Tuesday, June 22, 2010

Comparing web application scanners

Earlier this year, Larry Suto published a paper comparing web application vulnerability scanners. It contained plenty that was worthy of discussion, but I was particularly interested in what he said about Burp Scanner. Rather belatedly (I've been busy), here are my thoughts about this.

Larry ran each scanner against various test applications developed by other scan vendors for the purpose of showcasing their products. He ran each scanner in "point and shoot" mode (where it is given just the URL for the application) and also in "trained" mode (where it is manually shown which pages it is supposed to test). Larry then added up all of the vulnerabilities found by each scanner against all of the test applications.

Now, in contrast to the other scanners, Burp is not designed to be a "point and shoot" tool, where the user provides a URL and hits "go". Rather, it is designed to support hands-on penetration testing. What Larry calls "training" for the other scanners is the primary modus operandi for Burp. Therefore, I wasn't much interested in the "point and shoot" numbers for Burp, as they aren't applicable to its intended use.

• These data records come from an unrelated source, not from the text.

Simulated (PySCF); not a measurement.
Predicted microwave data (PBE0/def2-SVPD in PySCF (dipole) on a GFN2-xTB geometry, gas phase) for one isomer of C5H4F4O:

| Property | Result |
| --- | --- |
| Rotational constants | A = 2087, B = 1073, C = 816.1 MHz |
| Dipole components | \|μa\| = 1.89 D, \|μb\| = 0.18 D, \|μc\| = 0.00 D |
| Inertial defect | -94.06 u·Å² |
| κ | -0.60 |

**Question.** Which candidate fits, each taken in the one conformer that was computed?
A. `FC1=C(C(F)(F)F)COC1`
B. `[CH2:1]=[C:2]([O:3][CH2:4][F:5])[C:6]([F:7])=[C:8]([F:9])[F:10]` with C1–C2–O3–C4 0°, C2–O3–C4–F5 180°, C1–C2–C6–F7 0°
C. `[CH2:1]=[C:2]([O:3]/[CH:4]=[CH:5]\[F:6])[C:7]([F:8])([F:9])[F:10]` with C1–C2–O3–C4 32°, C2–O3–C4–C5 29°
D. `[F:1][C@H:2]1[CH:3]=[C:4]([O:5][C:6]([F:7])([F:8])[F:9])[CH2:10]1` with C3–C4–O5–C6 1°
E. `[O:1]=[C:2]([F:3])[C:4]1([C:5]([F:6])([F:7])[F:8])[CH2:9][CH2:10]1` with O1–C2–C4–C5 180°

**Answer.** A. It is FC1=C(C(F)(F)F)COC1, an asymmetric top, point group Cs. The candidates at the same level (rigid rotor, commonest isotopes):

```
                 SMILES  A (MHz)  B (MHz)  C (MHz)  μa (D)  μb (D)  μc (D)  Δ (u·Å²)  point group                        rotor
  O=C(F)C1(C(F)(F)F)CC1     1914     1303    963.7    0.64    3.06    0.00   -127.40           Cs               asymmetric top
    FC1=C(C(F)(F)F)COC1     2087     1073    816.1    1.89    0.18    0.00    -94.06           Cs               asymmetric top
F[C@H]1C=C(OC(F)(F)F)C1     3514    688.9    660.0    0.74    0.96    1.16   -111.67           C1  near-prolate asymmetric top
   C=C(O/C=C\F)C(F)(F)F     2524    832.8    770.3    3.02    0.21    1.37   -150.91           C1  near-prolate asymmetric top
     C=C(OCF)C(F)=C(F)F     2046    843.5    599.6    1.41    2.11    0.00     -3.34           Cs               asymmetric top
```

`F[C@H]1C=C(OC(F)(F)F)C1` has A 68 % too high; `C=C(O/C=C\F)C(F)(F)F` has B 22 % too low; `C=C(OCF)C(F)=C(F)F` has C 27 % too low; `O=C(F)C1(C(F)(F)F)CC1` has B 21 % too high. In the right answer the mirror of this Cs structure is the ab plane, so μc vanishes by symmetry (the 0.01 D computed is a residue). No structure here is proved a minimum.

After Larry had "trained" each scanner in the test applications, he reported the following numbers of vulnerabilities found by each scanner:

NTOSpider145
Hailstorm96
Appscan85
Acunetix73
Burp56
WebInspect 52
Qualys44

When I first saw these numbers, I was surprised that Burp came significantly behind some other products. Based on my own comparisons with these scanners, and on very widespread feedback from users, this did not ring true. My immediate thought was that Burp had not been "trained" properly on the test applications. Burp provides the user with very fine-grained control over what gets scanned. To ensure complete coverage of an application, you need to ensure that Burp scans every request - that is, every page, every form submission, every asynchronous client request, etc. I suspected that Larry had not made Burp scan all of the relevant application requests, and so had missed a lot of bugs.

I spent just a couple of hours running Burp against the test applications used in the survey, and got very different results. Simply by ensuring that Burp was actually scanning every relevant request, and doing nothing else to optimise its performance, I found that Burp performed significantly better:

NTOSpider145
Hailstorm96
Burp95
Appscan85
Acunetix73
WebInspect 52
Qualys44

This was a relief, and closer to my expectations of Burp's capabilities. Still, the most striking feature of the above numbers is the fact that NTOSpider appears to be ahead by a mile. This surprised many people, and led some to suggest that cheating or collusion had occurred. I doubt this - the reality is more mundane. When we drill down into Larry's raw data of the vulnerabilities found by each scanner, we find a few cases where NTO alone identifies XSS or SQL injection in a request containing a large number of parameters, and each parameter is counted as a separate vulnerability in the raw numbers. This might be reasonable if each parameter represented a different flavour of the vulnerability type, designed to establish scanners' ability to find different varieties of bugs. But this was not the case: each parameter manifested identical behaviour in these cases.

In some cases, NTO deserves credit for reporting issues where other scanners did not (for example, in a user registration page which required a different username in each request in order to uncover bugs in other parameters). Nevertheless, crudely summing the raw numbers in these cases has skewed the results quite misleadingly. If these duplicated issues with multiple parameters are consolidated, NTO's numbers come down into line with the other leading products.

I know that other scan vendors have also responded to Larry, and in some cases attacked his methodology or claimed unfair treatment. I think that Larry has had a decent stab at an inherently difficult task, and I don't think he deserves to be flamed about it. There is plenty of interesting and subtle analysis behind the headline numbers in his paper. But I do contend that the raw numbers are misleading and certainly don't reflect Burp Scanner's true capabilities.

I do actually have reason to thank Larry for what he has done. In the course of reperforming his analysis of Burp, I did identify a few cases where Burp was missing a trick, and have recently made some enhancements to the core scanning engine to rectify these (coming in release v1.3.06). After these revisions, Burp now correctly reports an additional 16 vulnerabilities within the test applications, which is good news for users of Burp.